On their ninth studio album, rock/alt-country quintet Lucero decided that instead of recording stories, they needed to engage them. Among the Ghosts departs from the familiar Memphis style of their earlier arrangements – the blaring bluesy horns and blues-infused riffs – in search of a deeper, more intensely introspective approach rooted in the evocative nature of prose.
Gone are the boogie-woogie piano bars and the Memphis-centric sound of the past; in its place is an entertaining curiosity that is worth a close listen – for its simplicity, its wide-eyed wonder, its inspired way of choosing and combining vignettes, its unwavering pride in the inspiration of literature.
Indeed, as an alternative to choosing something that they were already capable to do, Lucero picked something that they felt like they were made to do, a departure from all previous designs. Co-produced and engineered by Grammy Award-winner Matt Ross-Spang (Jason Isbell, Margo Price, Drive-by Truckers), Among the Ghosts includes the original recording of “Loving,” written and recorded by lead singer Ben Nichols for his brother Jeff Nichols’ film of the same title, as well as Back To The Night, a radically different spoken word interlude by actor Michael Shannon (Academy Award winner for Best Supporting Actor for his roles in Revolutionary Road and Nocturnal Animal). While Lucero’s last few albums contained an overabundance of pre-production, demos, rehearsals, and mixing, Among the Ghosts reveals the band’s newest version of itself: looser, a little rougher around the edges, delving into the pantheon of classic rock and roll.
Among the Ghosts was recorded at Sam Phillips Recording Service in Memphis, Tennessee, which allowed the band to soak up the great musical history of Memphis while discovering a fresh perspective through self-examination of their thick roots. The rich atmospheric vibe of the album sharply departs from the quintet’s most recent few; Among the Ghosts harbors a dark, cinematic quality, as if the songs were approached as individual scenes in an epic movie, radiating an open, moody quality. Indeed, the songs capture the essence of the short story writer, shunning the autobiographical nature of much of Lucero’s previous labor in favor of a special form of voyeuristic storytelling. It’s a reminder that music searches for us, no matter what dark place we’re in or what door we’re behind.

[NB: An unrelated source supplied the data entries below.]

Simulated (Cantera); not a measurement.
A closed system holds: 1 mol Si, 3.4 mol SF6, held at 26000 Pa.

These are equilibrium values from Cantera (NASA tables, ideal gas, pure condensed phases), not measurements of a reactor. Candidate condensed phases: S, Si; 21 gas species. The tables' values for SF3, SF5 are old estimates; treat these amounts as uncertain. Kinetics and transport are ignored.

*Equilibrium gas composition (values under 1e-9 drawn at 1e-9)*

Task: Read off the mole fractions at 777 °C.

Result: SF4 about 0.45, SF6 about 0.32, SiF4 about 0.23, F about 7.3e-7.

The album is tightly anchored by straightforward and at times melancholy and serious lyrics, ten new songs steeped in evocatively Southern-tinged descriptions. Among the Ghosts highlights Nichols’ literary-influenced episodes drawn from several contemporary short story writers, including South Carolina-born essayist and poet Ron Rash. Nichols employs lines from authors that he has admired and inserts a few new verses, inspired from some other favorites. He borrowed, re-arranged, transferred, and created verses with a craftsman’s precision, juxtaposing his own spontaneous expressions with other sentences, phrases, and words inspired from a slew of origins. (“My Dearest Wife” is pulled from the opening declaration of a Civil War-era letter that caught his eye.)
While previous works were primarily autobiographical, Among the Ghosts finds Nichols asserting the role of narrative storyteller, and musically, the band digs in tightly with the unadulterated rock-and-roll vibe that guided their earliest years. Nichols and bandmates Brian Venable (guitar), Roy Berry (drums), John C. Stubblefield (bass), and Rick Steff (keyboards) have concocted music with a special spirit, a clear indicator that even after two decades Lucero still has many years of hard traveling and trial and research ahead.